Assume that $f$ is Riemann integrable over $[a, b]$. Show that $|f|$ is Riemann integrable over $[a,b]$
(Note that the definition of Riemann integrability that I'm using is through Darboux sums)
Attempted proof: Let $\epsilon > o$ be given, then there exists a partition $P = \{x_i\}_{i = 0}^n$ of $[a, b]$ such that $U(f, P), -L(f, P) < \epsilon$.

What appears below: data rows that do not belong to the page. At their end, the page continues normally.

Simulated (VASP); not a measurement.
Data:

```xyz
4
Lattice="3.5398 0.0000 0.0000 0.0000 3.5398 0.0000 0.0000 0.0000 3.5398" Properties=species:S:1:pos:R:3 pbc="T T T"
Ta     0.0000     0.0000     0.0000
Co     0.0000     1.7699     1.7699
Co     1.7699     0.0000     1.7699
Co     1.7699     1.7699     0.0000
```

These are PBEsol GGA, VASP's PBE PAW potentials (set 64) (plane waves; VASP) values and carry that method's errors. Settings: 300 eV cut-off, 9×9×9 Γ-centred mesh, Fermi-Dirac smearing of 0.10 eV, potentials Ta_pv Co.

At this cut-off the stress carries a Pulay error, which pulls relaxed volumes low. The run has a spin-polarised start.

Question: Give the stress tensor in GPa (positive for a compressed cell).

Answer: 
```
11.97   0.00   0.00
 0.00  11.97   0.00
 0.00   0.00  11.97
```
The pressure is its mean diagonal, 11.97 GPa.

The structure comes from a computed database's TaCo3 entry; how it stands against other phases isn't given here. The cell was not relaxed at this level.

Then we have $$U(|f|, P) = \sum_{i=1}^n \sup_{x \in [x_{i-1}, x_i]}|f(x)|(x_i - x_{i-1}) = \sum_{i=1}^n \left|\inf_{x \in [x_{i-1}, x_i]}f(x)\right|(x_i - x_{i-1})$$ which implies that $$U(|f|, P) = \sum_{i=1}^n |m_i|(x_i - x_{i-1})$$
and similarly we have $$L(|f|, P) = \sum_{i=1}^n \inf_{x \in [x_{i-1}, x_i]}|f(x)|(x_i - x_{i-1}) = \sum_{i=1}^n \left|\sup_{x \in [x_{i-1}, x_i]}f(x)\right|(x_i - x_{i-1})$$
which implies that $$L(|f|, P) = \sum_{i=1}^n |M_i|(x_i - x_{i-1})$$
Thus $U(|f|, P) - L(|f|, P) = \sum_{i=1}^n\left(|m_i| - |M_i|\right)(x_i - x_{i-1})$ and since for any $i \in \{0, ..., n\}$ we have $|m_i|< |M_i|$ it follows that $|m_i| - |M_i| < 0$ hence $U(|f|, P) - L(|f|, P) < 0 < \epsilon$ and by the criterion for integrability we have $|f|$ to be Riemann integrable over $[a, b]$. $\square$
Is the above proof correct? Have I made any mistakes or errors?